Remembering Led Zeppelin as a Spiritual Practice
Houses of the Not-So Holy
For the last month or so I have been drawn back into classic rock mode.
I blame Pandora.
I think it all started with wanting to listen to an old Blood, Sweat and Tears song that randomly ran through my head. “You made me so very happy, I’m so glad you came into my life.” And no, my sheltered friends, they weren’t singing about Jesus.
After finding that song, Pandora chain-linked me to Steve Miller Band, Kansas, Queen, AC/DC and finally to Led Zeppelin. Yes, these are your musical roots when your parents allow teenage friends to give their seven-year old son his first musical lessons with albums by Black Sabbath and Grand Funk Railroad.
This classic rock-fest began as a nostalgic musical journey, until the power of memory took over, and then the listening led to something far more significant.

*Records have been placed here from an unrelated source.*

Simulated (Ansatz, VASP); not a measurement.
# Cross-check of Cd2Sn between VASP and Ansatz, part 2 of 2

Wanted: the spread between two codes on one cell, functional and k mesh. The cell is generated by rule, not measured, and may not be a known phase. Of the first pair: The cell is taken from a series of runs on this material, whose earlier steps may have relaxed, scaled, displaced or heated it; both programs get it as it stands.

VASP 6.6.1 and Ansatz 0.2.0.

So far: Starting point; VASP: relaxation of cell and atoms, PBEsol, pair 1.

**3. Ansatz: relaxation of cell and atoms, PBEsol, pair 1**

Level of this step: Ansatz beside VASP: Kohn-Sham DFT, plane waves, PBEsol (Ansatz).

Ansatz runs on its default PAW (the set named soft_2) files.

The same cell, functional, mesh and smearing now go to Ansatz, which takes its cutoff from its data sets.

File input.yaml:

While working out at the gym a few days later, I was listening to Led Zeppelin’s “The Rain Song,” off the Houses of the Holy album, the one with the provocative cover that got it banned in some regions of the Bible Belt. Suddenly, I was lying on the gold sculptured carpet of my boyhood bedroom. I could almost physically sense the furniture in the room; the twin beds of my brother and I separated by the Jetson-esque desk painted Hershey-chocolate brown, and the matching dresser I used to swan-dive from onto the bed pretending to be Captain America.
As Roger Plant’s haunting lyrics washed over me, I was there all over again, lying on the floor, mesmerized, escaping, on a vinyl magic carpet ride moving at 33 revolutions per minute. And for a moment, I also felt the old emotional ache again, the invisible “other brother” that I now realize was always there in my childhood for a host of reasons too complicated to explain here, but ones that are common to anyone with a dysfunctional upbringing in a house that was not holy in the way kids need.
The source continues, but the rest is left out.